By Kristoff De Turck - reviewed by Aldwin Keppens
Last update: Apr 19, 2024
EBIT (Earnings Before Interest and Taxes) and EBITDA (Earnings Before Interest, Taxes, Depreciation, and Amortization) are both important financial metrics used to assess a company’s profitability.
In this article, we examine the differences between the two ratios and provide guidance as to when it is best to use which of the two ratios when analyzing companies.
EBIT represents a company’s net income before accounting for income taxes and interest expenses.
It allows us to analyze the performance of a company’s core operations without the influence of tax expenses and the costs of the capital structure.
EBIT starts with net income and adds back interest and taxes.
EBIT focuses solely on operating profitability by excluding interest and taxes. It provides insight into a company’s core operating performance. Use it when you want to assess profitability without considering the impact of capital structure (debt vs. equity).
For example, when comparing two companies with different debt levels, EBIT allows a more direct comparison of their operational efficiency.
EBITDA reflects a company’s operational performance by excluding deductions for capital assets, interest, and taxes.

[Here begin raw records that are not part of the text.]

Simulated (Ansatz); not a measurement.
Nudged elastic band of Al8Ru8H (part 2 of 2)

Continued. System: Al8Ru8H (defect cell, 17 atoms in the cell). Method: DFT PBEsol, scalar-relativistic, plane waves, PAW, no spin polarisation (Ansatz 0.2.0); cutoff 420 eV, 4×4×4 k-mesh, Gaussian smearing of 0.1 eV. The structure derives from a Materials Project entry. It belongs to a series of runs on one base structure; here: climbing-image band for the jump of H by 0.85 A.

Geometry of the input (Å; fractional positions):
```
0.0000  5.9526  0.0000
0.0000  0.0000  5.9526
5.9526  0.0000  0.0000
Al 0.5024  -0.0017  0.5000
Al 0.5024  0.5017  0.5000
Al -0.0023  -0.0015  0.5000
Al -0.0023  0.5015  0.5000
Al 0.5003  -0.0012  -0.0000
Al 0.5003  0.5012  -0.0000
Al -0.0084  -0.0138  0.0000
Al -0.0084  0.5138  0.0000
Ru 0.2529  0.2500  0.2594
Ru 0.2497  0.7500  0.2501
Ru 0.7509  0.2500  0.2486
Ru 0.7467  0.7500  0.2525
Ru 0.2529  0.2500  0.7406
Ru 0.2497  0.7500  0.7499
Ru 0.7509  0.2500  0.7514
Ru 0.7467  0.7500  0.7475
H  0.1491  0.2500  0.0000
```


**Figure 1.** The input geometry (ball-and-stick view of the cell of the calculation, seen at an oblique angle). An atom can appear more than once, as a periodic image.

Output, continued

It provides insight into a company’s profitability before considering depreciation and amortization expenses.
EBITDA starts with net income and adds back interest, taxes, depreciation, and amortization.
Use EBITDA when evaluating companies with varying levels of fixed assets or when assessing their ability to cover debt payments. It is commonly used in valuation models (such as EV/EBITDA multiples) because it reflects the entire operating cash flow available to all stakeholders (debt and equity holders). For capital-intensive businesses, EBITDA provides a clearer picture of cash flow available for debt servicing.
In summary, EBIT focuses on core operations without considering depreciation, while EBITDA provides a broader view by including depreciation and amortization. Both metrics are valuable tools for assessing a company’s financial health.